Pipeline definition file syntax - AWS Data Pipeline

Pipeline definition file syntax

The instructions in this section are for working manually with pipeline definition files using the AWS Data Pipeline command line interface (CLI). This is an alternative to designing a pipeline interactively using the AWS Data Pipeline console.

You can manually create pipeline definition files using any text editor that supports saving files using the UTF-8 file format, and submit the files using the AWS Data Pipeline command line interface.

AWS Data Pipeline also supports a variety of complex expressions and functions within pipeline definitions. For more information, see Pipeline Expressions and Functions.

File Structure

The first step in pipeline creation is to compose pipeline definition objects in a pipeline definition file. The following example illustrates the general structure of a pipeline definition file. This file defines two objects, which are delimited by '{' and '}', and separated by a comma.

In the following example, the first object defines two name-value pairs, known as fields. The second object defines three fields.

{ "objects" : [ { "name1" : "value1", "name2" : "value2" }, { "name1" : "value3", "name3" : "value4", "name4" : "value5" } ] }

When creating a pipeline definition file, you must select the types of pipeline objects that you need, add them to the pipeline definition file, and then add the appropriate fields. For more information about pipeline objects, see Pipeline Object Reference.

For example, you could create a pipeline definition object for an input data node and another for the output data node. Then create another pipeline definition object for an activity, such as processing the input data using Amazon EMR.

Pipeline Fields

After you know which object types to include in your pipeline definition file, you add fields to the definition of each pipeline object. Field names are enclosed in quotes, and are separated from field values by a space, a colon, and a space, as shown in the following example.

"name" : "value"

The field value can be a text string, a reference to another object, a function call, an expression, or an ordered list of any of the preceding types. For more information about the types of data that can be used for field values, see Simple Data Types . For more information about functions that you can use to evaluate field values, see Expression Evaluation.

Fields are limited to 2048 characters. Objects can be 20 KB in size, which means that you can't add many large fields to an object.

Each pipeline object must contain the following fields: id and type, as shown in the following example. Other fields may also be required based on the object type. Select a value for id that's meaningful to you, and is unique within the pipeline definition. The value for type specifies the type of the object. Specify one of the supported pipeline definition object types, which are listed in the topic Pipeline Object Reference.
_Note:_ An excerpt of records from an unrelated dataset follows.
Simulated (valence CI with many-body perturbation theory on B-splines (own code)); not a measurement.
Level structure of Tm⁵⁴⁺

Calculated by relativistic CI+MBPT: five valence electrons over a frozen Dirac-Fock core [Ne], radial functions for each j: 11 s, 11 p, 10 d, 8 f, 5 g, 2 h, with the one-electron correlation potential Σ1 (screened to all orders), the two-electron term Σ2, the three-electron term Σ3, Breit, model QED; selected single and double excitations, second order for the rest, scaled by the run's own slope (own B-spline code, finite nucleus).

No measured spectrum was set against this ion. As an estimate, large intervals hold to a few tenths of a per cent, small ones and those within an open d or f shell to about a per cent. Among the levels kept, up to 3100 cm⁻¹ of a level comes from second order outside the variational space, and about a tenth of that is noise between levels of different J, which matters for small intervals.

{ "id": "MyCopyToS3", "type": "CopyActivity" }

For more information about the required and optional fields for each object, see the documentation for the object.

To include fields from one object in another object, use the parent field with a reference to the object. For example, object "B" includes its fields, "B1" and "B2", plus the fields from object "A", "A1" and "A2".

{ "id" : "A", "A1" : "value", "A2" : "value" }, { "id" : "B", "parent" : {"ref" : "A"}, "B1" : "value", "B2" : "value" }

You can define common fields in an object with the ID "Default". These fields are automatically included in every object in the pipeline definition file that doesn't explicitly set its parent field to reference a different object.

{ "id" : "Default", "onFail" : {"ref" : "FailureNotification"}, "maximumRetries" : "3", "workerGroup" : "myWorkerGroup" }

User-defined fields

You can create user-defined or custom fields on your pipeline components and refer to them with expressions. The following example shows a custom field named myCustomField and my_customFieldReference added to an S3DataNode object:

{ "id": "S3DataInput", "type": "S3DataNode", "schedule": {"ref": "TheSchedule"}, "filePath": "s3://bucket_name", "myCustomField": "This is a custom value in a custom field.", "my_customFieldReference": {"ref":"AnotherPipelineComponent"} },

A user-defined field must have a name prefixed with the word "my" in all lower-case letters, followed by a capital letter or underscore character. Additionally, a user-defined field can be a string value such as the preceding myCustomField example, or a reference to another pipeline component such as the preceding my_customFieldReference example.

Note

On user-defined fields, AWS Data Pipeline only checks for valid references to other pipeline components, not any custom field string values that you add.